Visser, who produces the excellent Wineland range of camembert, brie and blue cheese as well as his superb Huguenot, grew up on a dairy farm.

“I want to run a specialist operation,” he says.

Everything, from planting out the pasture and raising the calves to marketing the finished product, is done on the farm. “I like the complete circle.”

Valerie Elder is a former film caterer who supplies Cape Town chefs with artisanal cheese from her shop, the Real Cheese, in Observatory.

Natural principles
“Real cheese comes from small farms around the country,” she says. “It has no preservatives. The farmers are not necessarily organic but use natural principles—no growth hormones, for example.” The same sort of cheese—cheddar, gruyère, brie, goat cheese—is very different, depending on the farm. “It’s a terroir thing,” she says, “like wine.”

Is there a market for such precisely produced artisanal cheese?

“We’re in a field that needs an educated public,” says James Healey, founder of Healey’s Cheesery. “We’re making a traditional farmhouse cheddar the way it was made 150 years ago. The only difference is that the equipment is stainless steel instead of wooden. It’s made by hand, no artificial colour, no preservatives.”

South African artisanal cheeses have certain things in common: the cows are not given growth ­hormones and their grazing is free of artificial pesticides and herbicides. And, with few exceptions, the rennet is either vegetable or microbial—good news for vegetarians. ­Animal ­rennet is rarely used in South ­African cheese.

What sells? Capetonian purveyor Bryan Said finds gruyère popular in the southern suburbs, as is local grana, a mix between parmesan and local grana padrana, as well as local raclette. But camembert and brie sell everywhere.

Encouraging the artsisans
Jo and Bryan Dick, who own the Cheese Gourmet in Linden, ­Johannesburg, have been selling cheese for more than two decades, seeking out new producers, encouraging and advising them.

“We like to promote people making a different kind of cheese,” says Jo Dick.

Jo’burgers, she says, go for gouda—but not the sweet-milk cheese one used to get. This is artisanal gouda, aged anywhere from six to 18 months, strong and delicious. Cheddar is also popular, then brie and Robuchon, blue cheese and goat cheese.

Goat cheese appeals to Gauteng cheesemakers because you don’t need a lot of land. Goat Peter’s Marianne Joos keeps 250 goats on the Hekpoort farm of her business partner, ­Alister Catto, and milks just fewer than half of them.

She says it’s easy to keep goat cheese from tasting, well, gamey: “You have to keep the rams separate from the ewes because the rams are the smelly ­animals.”

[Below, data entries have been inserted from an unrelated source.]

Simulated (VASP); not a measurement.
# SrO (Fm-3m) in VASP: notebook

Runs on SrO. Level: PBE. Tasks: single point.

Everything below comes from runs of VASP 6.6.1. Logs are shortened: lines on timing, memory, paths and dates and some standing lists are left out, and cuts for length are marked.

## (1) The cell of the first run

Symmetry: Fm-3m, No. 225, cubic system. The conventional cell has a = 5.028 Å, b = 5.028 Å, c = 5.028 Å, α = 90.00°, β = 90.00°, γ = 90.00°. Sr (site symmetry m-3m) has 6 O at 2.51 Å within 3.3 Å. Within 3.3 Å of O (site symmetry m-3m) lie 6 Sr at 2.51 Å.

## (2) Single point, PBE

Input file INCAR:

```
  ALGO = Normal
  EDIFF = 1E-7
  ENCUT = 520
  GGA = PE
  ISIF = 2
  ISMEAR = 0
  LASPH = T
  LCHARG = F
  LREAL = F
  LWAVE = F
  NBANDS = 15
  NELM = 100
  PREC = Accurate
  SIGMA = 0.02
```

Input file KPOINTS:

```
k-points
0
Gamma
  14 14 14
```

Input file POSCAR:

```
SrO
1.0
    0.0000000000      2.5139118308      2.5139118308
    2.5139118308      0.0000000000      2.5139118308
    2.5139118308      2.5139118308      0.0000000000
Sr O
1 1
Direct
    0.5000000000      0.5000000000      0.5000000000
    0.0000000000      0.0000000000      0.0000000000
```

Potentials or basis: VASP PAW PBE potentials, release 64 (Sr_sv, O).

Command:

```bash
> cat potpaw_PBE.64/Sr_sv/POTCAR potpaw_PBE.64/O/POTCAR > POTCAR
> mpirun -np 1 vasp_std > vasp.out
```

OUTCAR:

Hygiene also comes into it. Their grisson—which does not even taste like goat cheese—won the South African dairy competition’s product of the year in 2010.

Family traditions
Why artisanal cheese? “It’s an interactive experience,” says Jo Dick. “People like the stories behind the cheese, where their cheese comes from. It gives value to the product.”

Here’s one story: Gerard Tanesse, proprietor of Pépé Charlot, makes the kind of goat cheese his grandfather loved, back in the Ardèche in France.

He has named his company and one of his cheeses after his grandpère.

His crotin—small, barrel-shaped, can be eaten as is or cooked—is brilliant. The milk comes from the University of Pretoria and he turns it into a crotin or chevrin or pepe. Cheese needs nurturing, he says, like a baby.

“We turn the cheese every day and we play nice music in the cheese room”—sometimes ­classical, sometimes kwaito. Thus, he notes, the cheeses are exposed to a range of experiences.

You do not get stories like that by gazing into the supermarket cheese case. And unless the cheese comes from the artisanal chaps, you do not get cheese like that either.